Anonymous wrote:OP again -- thanks for the input thus far, this is helpful.
What about the concern that this is mainly boyfriend-driven? While it's true that she hasn't found her tribe at the current school, it is pretty transparent that a major driver of her wish to transfer to the new school because of the relationship. If he were at any other school we suspect she might want to, and rationalize the need to, transfer there (her current college is a medium-sized private university).
What are you going to do about this? If she stays where she is, she's just going to spend all of her time texting with him and listening to him breathe all night. She isn't going to get more involved with other people at school even if she stays there. It's one of the worst parts of our "connected" present -- in my day, you went off to college and high school relationships actually had a chance to die off.

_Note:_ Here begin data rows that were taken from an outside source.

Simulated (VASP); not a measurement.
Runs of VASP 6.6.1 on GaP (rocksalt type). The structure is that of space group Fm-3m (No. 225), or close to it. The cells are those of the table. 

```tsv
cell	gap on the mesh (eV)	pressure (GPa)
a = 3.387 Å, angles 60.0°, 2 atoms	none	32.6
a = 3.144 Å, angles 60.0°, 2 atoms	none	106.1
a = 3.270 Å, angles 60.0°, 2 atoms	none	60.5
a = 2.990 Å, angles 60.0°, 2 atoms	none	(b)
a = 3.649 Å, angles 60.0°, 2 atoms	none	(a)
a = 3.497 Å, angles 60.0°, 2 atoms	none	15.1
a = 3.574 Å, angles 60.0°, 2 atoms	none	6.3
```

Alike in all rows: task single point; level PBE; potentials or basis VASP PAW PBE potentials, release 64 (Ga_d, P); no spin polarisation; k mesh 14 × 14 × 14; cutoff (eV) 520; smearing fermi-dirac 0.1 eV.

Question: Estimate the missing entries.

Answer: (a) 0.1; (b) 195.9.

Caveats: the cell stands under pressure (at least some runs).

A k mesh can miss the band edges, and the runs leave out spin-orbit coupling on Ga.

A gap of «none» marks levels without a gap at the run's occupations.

If "conservative" and "religious" can still equal a quality education in your opinion, and she is already those things, then all the objections I'd have to college number two won't figure in your decision anyway. AND is she's conservative, religious, and already has a boyfriend who shares those values, then she was always potentially going to get married young, and possibly already believes deeply that women make sacrifices for family.
If they break up and she's stuck there, maybe she'll be fine, and maybe she'll learn a lesson about following boys. But unless there's something dangerous about this boy, nothing in your post suggests that she was planning on a high-flying single life and career to begin with.